Agner`s CPU blog

Software optimization resources | E-mail subscription to this blog | www.agner.org

Proposal for an ideal extensible instruction set
Author: Agner Date: 2016-02-23 02:12
Hubert Lamontagne wrote:
Add with Carry:
It's true that if you want to do lots of BIGNUM computation, then you'll definitely want a flags registers [...] Or perhaps you could use scalar integer registers as flags on SIMD operations designed for BIGNUMs.

Most CPUs today have a flags register which is updated at every ALU instruction, even if it is rarely used. So most ALU instructions have two result registers in current designs. The flags register also needs renaming. My proposal has fewer two-result instructions than most current designs because you only have a flags output when you explicitly ask for it, and you don't need flags for conditional jumps.

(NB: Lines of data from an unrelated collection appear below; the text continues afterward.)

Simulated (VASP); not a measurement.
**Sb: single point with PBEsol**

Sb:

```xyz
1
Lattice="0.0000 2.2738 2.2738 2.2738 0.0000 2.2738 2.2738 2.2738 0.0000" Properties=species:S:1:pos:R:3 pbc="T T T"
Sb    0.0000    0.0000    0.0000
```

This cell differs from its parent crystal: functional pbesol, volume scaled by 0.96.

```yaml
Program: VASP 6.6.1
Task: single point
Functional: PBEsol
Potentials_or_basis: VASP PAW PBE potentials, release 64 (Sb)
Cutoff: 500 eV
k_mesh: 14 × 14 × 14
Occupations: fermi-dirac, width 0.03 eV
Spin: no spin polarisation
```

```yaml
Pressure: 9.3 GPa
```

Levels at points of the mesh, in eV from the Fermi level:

If you want to eliminate two-result instructions completely, then we have a problem with add-with-carry. I am not sure I understand your proposal. Do you want to do a bignum computation using the whole vector register as one huge integer? This would be tempting indeed, but it can't be done in a single clock cycle unless you implement some very heavy carry-look-ahead circuitry. And you will still have a two-result instruction.

Some kind of software pipelining might be the most efficient solution to the add-with-carry problem, but I am not sure we have found a software pipelining model that is sufficiently flexible and not too complicated. Maybe the vector registers can be used as software pipelines so that the data are shifted one vector position at each clock tick.

Regarding 16-bit instruction size:
Instruction length decoding is a serious bottleneck in x86 processors. We should have as few different instruction lengths as possible.

Separate Register Files:
The vector registers cannot have callee-save status because the length is variable. This is a problem if you want to reserve the scalar registers for integer instructions only and do all floating point operations in vector registers. Then you have no floating point register with callee-save status, unless you define callee-save status for part of the register only (x64 Windows does this).

Exceptions:
The x86 BOUND instruction was removed in 64-bit mode, apparently because it was inefficient and rarely used (the code byte has been reused for something else). Checking array bounds can be done quite simple with a compare-and-conditional-jump instruction, which is already included in my proposed instruction set. If you are using unsigned compare then you don't need to check the lower bound (assuming that it is zero).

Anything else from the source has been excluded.